Said a Lionsgate spokesperson in a statement: “Lionsgate is immediately recalling our trailer for Megalopolis. We offer our sincere apologies to the critics involved and to Francis Ford Coppola and American Zoetrope for this inexcusable error in our vetting process. We screwed up. We are sorry.”

The trailer launched Monday and featured supposed snippets from reviews for Coppola masterpieces such as The Godfather, The Godfather Part II and Apocalypse Now. His latest, Megalopolis, has been divisive and controversial from the get-go, and these fabricated quotes seemed to show that Coppola has been doubted before, even for movies that are considered classics.

But as Vulture first pointed out, the negative quotes featured in the trailer do not actually appear in those vintage reviews.

Andrew Sarris’ The Village Voice review was quoted as calling The Godfather “A sloppy self-indulgent movie,” while Pauline Kael’s New Yorker review supposedly called it “diminished by its artsiness.” It goes on from there, with The New York Times’ Vincent Canby’s review of Apocalypse Now supposedly calling the 1979 film “hollow at its core” and Roger Ebert accusing Bram Stroker’s Dracula of being “style over substance.” But they weren’t real. Oddly enough, some of the original reviews do indeed feature quotes that, taken out of context as they often are in movie trailers, may have served the purpose of painting a picture that Coppola has been doubted before.

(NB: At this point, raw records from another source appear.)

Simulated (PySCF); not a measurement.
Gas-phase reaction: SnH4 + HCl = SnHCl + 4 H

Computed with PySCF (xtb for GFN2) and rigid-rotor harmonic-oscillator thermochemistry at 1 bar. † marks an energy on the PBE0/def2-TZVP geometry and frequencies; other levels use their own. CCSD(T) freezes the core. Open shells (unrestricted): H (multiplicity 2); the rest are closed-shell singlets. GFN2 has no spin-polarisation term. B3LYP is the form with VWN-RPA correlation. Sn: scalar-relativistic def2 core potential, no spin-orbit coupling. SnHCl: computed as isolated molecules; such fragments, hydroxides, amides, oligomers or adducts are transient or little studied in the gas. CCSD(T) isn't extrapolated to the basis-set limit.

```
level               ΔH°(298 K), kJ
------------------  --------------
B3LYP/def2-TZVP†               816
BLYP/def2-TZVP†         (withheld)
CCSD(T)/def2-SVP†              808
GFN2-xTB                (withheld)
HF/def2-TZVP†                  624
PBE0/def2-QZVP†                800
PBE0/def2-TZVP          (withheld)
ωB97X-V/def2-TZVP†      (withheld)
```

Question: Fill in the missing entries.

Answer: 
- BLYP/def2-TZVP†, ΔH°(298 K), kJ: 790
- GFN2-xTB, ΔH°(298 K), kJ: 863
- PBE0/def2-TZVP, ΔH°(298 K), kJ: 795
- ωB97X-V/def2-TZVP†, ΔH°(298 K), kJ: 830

Megalopolis has been one of the great movie experiments of 2024. Coppola spent decades getting the $120 million epic off the ground and brought it to Cannes in May for a splashy premiere, where it was greeted with a 10-minute standing ovation from the audience, but mixed response from critics. Lionsgate ultimately boarded as a distributor, though the filmmaker or his investors are expected to pay for the marketing.

The original trailer is still available on YouTube on third-party accounts, but was pulled from Lionsgate’s page.